Re: Difference between PRIMARY KEY index and UNIQUE-NOT NULL index

Lists: pgsql-general
From: Vincenzo Romano <vincenzo(dot)romano(at)gmail(dot)com>
To: pgsql-general(at)postgresql(dot)org
Subject: Difference between PRIMARY KEY index and UNIQUE-NOT NULL index
Date: 2007-07-20 22:54:26
Message-ID: 200707210054.26881.vincenzo.romano@gmail.com
Views: Raw Message | Whole Thread | Download mbox | Resend email
Lists: pgsql-general

Hi all.
Maybe mine is a stupid question, but I'd like to know the answer if
possible.

In an inner join involving a 16M+ rows table and a 100+ rows table
performances got drastically improved by 100+ times by replacing a
UNIQUE-NOT NULL index with a PRIMARY KEY on the very same columns in
the very same order. The query has not been modified.

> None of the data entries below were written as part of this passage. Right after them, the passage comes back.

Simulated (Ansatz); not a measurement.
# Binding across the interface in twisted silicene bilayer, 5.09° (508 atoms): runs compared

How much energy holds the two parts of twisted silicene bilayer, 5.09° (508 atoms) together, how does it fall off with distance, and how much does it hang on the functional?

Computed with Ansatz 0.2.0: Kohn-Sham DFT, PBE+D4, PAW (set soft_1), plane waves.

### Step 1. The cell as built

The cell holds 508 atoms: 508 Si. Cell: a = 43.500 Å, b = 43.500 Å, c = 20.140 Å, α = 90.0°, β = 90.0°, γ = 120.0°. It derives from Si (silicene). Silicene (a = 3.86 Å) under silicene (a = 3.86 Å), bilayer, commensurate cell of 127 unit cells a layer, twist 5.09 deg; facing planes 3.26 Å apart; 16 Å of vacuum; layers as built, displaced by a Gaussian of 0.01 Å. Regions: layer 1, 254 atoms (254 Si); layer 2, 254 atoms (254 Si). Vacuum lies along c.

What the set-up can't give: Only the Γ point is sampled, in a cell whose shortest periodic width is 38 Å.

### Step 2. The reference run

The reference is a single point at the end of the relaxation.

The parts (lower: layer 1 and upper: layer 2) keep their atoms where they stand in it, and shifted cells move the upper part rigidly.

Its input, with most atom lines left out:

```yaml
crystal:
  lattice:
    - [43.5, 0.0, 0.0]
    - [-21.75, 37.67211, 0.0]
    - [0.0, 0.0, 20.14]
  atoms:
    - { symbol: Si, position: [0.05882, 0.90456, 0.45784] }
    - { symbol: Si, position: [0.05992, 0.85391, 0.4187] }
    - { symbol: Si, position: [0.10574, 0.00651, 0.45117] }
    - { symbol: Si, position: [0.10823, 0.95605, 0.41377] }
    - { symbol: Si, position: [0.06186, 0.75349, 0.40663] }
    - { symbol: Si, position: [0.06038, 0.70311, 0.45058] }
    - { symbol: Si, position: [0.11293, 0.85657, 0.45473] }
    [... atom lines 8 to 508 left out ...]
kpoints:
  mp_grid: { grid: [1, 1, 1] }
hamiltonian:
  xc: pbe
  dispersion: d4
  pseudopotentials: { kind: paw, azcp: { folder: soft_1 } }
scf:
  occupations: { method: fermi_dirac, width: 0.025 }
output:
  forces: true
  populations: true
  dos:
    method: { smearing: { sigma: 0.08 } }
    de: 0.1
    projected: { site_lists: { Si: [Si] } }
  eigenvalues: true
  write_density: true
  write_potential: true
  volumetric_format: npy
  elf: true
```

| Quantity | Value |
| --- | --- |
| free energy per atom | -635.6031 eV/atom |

In the older case, thanks to the EXPLAIN command, I saw that the join
was causing a sort on the index elements, while the primary key was
not.

So ther's some difference for sure, but I'm missing it.
Any hint?

--
Vincenzo Romano
--
Maybe Computer will never become as intelligent as Humans.
For sure they won't ever become so stupid. [VR-1988]


From: Michael Glaesemann <grzm(at)seespotcode(dot)net>
To: Vincenzo Romano <vincenzo(dot)romano(at)gmail(dot)com>
Cc: pgsql-general(at)postgresql(dot)org
Subject: Re: Difference between PRIMARY KEY index and UNIQUE-NOT NULL index
Date: 2007-07-20 23:36:27
Message-ID: D83A8DC3-7EE7-423A-A42A-ABB1663E1BEE@seespotcode.net
Views: Raw Message | Whole Thread | Download mbox | Resend email
Lists: pgsql-general


On Jul 20, 2007, at 17:54 , Vincenzo Romano wrote:

> In an inner join involving a 16M+ rows table and a 100+ rows table
> performances got drastically improved by 100+ times by replacing a
> UNIQUE-NOT NULL index with a PRIMARY KEY on the very same columns in
> the very same order. The query has not been modified.

There should be no difference in query performance, AIUI.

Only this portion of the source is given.